The walkway will also give Alexandra and others in the school community with a disability easier access to the main classroom block and library from the college gates.
Principal Gerry Crooks said Alexandra had been an inspiration to the school community since arriving at the college in 2014 as a Year 8 student.
She helped cut the ribbon to mark the official opening of the walkway alongside college teacher aide Sam Hodge and young counselling intern Caleb Bull, who both have spina bifida.
Mr Hodge said the new walkway delivered a clear message of inclusivity at St James’, and dubbed the new walkway “a stairway to heaven”.
“The walkway gives me the chance to meet more of the school community more often, it connects everyone and I’m very proud to be a part of this very inclusive community of St James College,” he said.
Mr Bull, who is in his final year of a Masters of Counselling at the University of Queensland and is on a 12-month internship at St James’, said the walkway would increase his engagement with students and staff.
He said he was honoured to be part of the St James’ community.
“Participating in the opening of the renovated path made me feel privileged to be part of a Catholic community that genuinely promotes tolerance and inclusivity for people with different abilities,” Mr Bull said.
Mr Crooks said the school was committed to being an inclusive school.
“The new stairs and walkway help to provide full disabled access across the school and have been welcomed as part of this school’s commitment to inclusivity,” Mr Crooks said.

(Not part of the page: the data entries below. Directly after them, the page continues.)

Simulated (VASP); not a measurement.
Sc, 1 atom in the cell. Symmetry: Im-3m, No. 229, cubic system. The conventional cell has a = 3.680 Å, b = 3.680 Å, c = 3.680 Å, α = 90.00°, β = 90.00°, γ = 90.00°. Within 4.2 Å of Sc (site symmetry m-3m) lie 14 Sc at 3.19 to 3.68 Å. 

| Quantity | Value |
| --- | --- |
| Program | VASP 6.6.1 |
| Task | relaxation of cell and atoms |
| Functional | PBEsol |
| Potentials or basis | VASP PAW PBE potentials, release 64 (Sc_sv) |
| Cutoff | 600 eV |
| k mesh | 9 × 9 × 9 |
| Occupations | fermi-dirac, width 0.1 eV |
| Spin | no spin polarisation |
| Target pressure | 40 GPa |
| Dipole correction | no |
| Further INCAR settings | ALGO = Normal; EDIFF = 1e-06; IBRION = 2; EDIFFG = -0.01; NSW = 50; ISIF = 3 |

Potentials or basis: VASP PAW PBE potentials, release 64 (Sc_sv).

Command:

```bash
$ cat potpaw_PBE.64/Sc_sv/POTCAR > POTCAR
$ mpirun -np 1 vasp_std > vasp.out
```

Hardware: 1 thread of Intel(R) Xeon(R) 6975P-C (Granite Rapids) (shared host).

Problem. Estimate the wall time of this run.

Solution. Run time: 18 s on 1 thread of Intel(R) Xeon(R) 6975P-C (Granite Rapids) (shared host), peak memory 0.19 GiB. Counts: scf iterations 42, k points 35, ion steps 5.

“I said to all the students when we did the ribbon-cutting, that it is often the little things that mean so much to us and epitomises our story as a school.
“While a stairway and a walkway is not huge in the scheme of things, the message it gives to us all is that sense of commitment to ensuring everyone has an equal opportunity to engage with each other in quality ways no matter what their circumstances – they really are all special in the sight of God.”